Librarian as Old-Fashioned Teacher

I taught three sections of the second-semester English students this morning, and I have to admit, despite my now-froggy voice, that this is why I became a librarian. Answering questions also nurtures the nerd in my soul, but teaching people how they can find what they need is my true love.


There are very few ways to make database searching interesting for students, no matter how much I love the Thesaurus or RSS alert options. I am left wondering if this is the spot where the 2.0 folks are relying too much on technology. Tutorials and podcasts are useful for introductory topics and basic training, but eventually, you need to get the students hands-on, with a librarian available for help. An electronic lesson is fine, but having a live person help you brainstorm keywords and re-framing your topic so that you can get the most out of your resources should be a personal experience.


This, of course, helps me keep my job. But it should also inform our practices - before we outsource all of our teaching to brief video clips, podcasts and various other things playable in Quicktime, we should revisit the value of face-to-face time and figure out the best way to apportion our own instruction time accordingly. Here at my library, we are doing just this - the more basic information and simple techniques are the ones where we concentrate our podcasting and video tutorials, and we can make a concerted effort to spend more of our time teaching database skills in-class once the professors have assigned these more basic tutorials as homework before they see us in the library. This also helps free our time to take on more advanced level classes who use more subject-specific databases than we teach at the freshman level. This is a useful way to spend our time, because we are freed from basic "welcome to the library" classes that take from an hour to an hour and a half for each of fifty sections of Freshman Life. (Mind you, this doesn't detract from having students meet their handy dandy librarians, since we also see every single freshman English student in their first ,and second semesters.) We are freed from not-particularly-useful classroom time to offer instruction in more essential areas.
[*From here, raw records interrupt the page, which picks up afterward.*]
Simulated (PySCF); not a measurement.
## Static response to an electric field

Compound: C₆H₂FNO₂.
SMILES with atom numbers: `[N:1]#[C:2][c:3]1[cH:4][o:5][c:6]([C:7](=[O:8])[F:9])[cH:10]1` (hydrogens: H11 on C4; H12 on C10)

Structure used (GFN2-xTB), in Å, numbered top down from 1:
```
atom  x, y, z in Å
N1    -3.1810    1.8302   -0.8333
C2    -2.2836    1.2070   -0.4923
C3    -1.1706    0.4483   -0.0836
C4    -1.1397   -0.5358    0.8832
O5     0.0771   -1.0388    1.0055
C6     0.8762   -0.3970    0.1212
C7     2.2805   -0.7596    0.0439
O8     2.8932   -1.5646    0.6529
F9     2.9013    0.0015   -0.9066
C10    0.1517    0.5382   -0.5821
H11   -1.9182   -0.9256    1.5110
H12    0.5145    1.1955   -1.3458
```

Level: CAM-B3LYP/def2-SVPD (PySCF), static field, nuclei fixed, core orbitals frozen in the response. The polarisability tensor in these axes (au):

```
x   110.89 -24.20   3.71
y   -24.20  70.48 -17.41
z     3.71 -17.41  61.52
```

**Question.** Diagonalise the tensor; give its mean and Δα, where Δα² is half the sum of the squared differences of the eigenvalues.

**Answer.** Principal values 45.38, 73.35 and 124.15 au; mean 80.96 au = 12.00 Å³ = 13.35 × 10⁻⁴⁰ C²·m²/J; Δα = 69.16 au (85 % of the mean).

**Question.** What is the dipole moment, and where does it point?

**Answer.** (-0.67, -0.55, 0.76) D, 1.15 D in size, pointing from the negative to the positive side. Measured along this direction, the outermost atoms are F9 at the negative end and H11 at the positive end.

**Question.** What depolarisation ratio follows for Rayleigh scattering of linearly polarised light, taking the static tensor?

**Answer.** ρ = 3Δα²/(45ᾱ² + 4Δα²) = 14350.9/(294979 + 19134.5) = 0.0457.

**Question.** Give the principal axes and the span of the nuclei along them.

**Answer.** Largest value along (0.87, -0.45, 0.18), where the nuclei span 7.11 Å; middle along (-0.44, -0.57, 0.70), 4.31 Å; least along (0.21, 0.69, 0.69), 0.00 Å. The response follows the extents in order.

Social networking is super, though more librarians are finding (much to their chagrin) that students don't want to be contacted by non-friend entities in their informal space. At some point, librarians need to stop worrying so much about becoming 'pals' with students and get back to teaching, and inserting themselves into the learning process. I can have some fun when I teach, but I believe I have much more of an impact on their learning and the skills students will be using throughout their lives when I can get them in a computer lab with me, not by throwing sheep at them in Facebook.

Comments

Barbara said…
I couldn't agree more. And your last line gave me the best laugh of the day.